Tuesday, March 01, 2016 2:16:12 AM

Post# of 795050
By GRETCHEN MORGENSON
FEBRUARY 29, 2016
A nonprofit watchdog group on Monday called for an investigation of David H. Stevens, chief executive of the Mortgage Bankers Association, arguing that he may have violated ethics laws relating to his previous position as commissioner of the Federal Housing Administration.

The National Legal and Policy Center, a right-leaning ethics-in-government group, urged the United States attorney for the District of Columbia and the inspector general at the Housing and Urban Development Department to conduct an official review of Mr. Stevens’s activities while he was at HUD and after he left the agency in March 2011 to lead the mortgage association, one of the most powerful lobbying organizations in Washington.

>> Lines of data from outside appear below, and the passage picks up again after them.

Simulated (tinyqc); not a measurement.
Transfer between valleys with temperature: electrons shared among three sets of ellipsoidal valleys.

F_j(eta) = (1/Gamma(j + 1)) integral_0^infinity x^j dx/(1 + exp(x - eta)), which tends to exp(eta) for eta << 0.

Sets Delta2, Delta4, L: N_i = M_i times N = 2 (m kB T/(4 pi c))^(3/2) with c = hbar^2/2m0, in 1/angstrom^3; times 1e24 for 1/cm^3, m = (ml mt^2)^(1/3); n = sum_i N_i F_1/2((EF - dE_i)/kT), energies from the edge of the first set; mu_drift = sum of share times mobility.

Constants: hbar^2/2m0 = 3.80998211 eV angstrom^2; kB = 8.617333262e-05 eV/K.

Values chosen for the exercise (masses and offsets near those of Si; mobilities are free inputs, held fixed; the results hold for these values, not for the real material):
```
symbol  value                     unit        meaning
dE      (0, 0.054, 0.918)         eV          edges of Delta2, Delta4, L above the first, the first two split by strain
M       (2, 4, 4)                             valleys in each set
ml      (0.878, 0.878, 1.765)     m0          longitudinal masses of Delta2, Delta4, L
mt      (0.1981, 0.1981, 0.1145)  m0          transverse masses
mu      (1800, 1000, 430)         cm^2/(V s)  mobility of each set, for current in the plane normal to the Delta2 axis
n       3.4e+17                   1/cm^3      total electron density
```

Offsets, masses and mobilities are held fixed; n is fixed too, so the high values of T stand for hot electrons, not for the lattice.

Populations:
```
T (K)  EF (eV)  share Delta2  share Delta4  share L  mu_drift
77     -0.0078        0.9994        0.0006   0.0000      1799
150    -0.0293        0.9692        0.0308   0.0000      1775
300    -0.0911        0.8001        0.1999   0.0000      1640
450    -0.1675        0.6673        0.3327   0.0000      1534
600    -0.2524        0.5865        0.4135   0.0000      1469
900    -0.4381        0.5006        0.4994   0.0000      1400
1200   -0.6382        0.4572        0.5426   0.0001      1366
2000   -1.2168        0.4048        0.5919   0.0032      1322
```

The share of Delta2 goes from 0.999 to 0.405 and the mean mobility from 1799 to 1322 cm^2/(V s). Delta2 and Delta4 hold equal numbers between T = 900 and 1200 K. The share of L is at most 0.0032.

An investigation, the center said, would determine whether Mr. Stevens had violated federal rules barring former government officials from “communicating or appearing on behalf of persons or entities with respect to matters in which the former officials ‘personally and substantially participated’ during their government service.”

The ethics group also asked the government officials to look into whether Mr. Stevens had violated the law by trying to influence matters of interest to the mortgage bankers for a brief period when he was still in the government but had accepted the lobbying post. He was the F.H.A. commissioner, a post within HUD, from mid-2009 through March 2011.

Mr. Stevens declined to comment. John T. Mechem, a spokesman for the association, replied on his behalf.

“Since ending his government service, Dave has regularly consulted with attorneys inside and outside M.B.A. to make sure that he and the association are always in full compliance with the law,” Mr. Mechem’s statement said. “Outside counsel to M.B.A. has specifically reviewed Dave’s activities on behalf of M.B.A. and its members and has confirmed that Dave has operated fully within the letter and spirit of the lobbying laws and ethics rules.”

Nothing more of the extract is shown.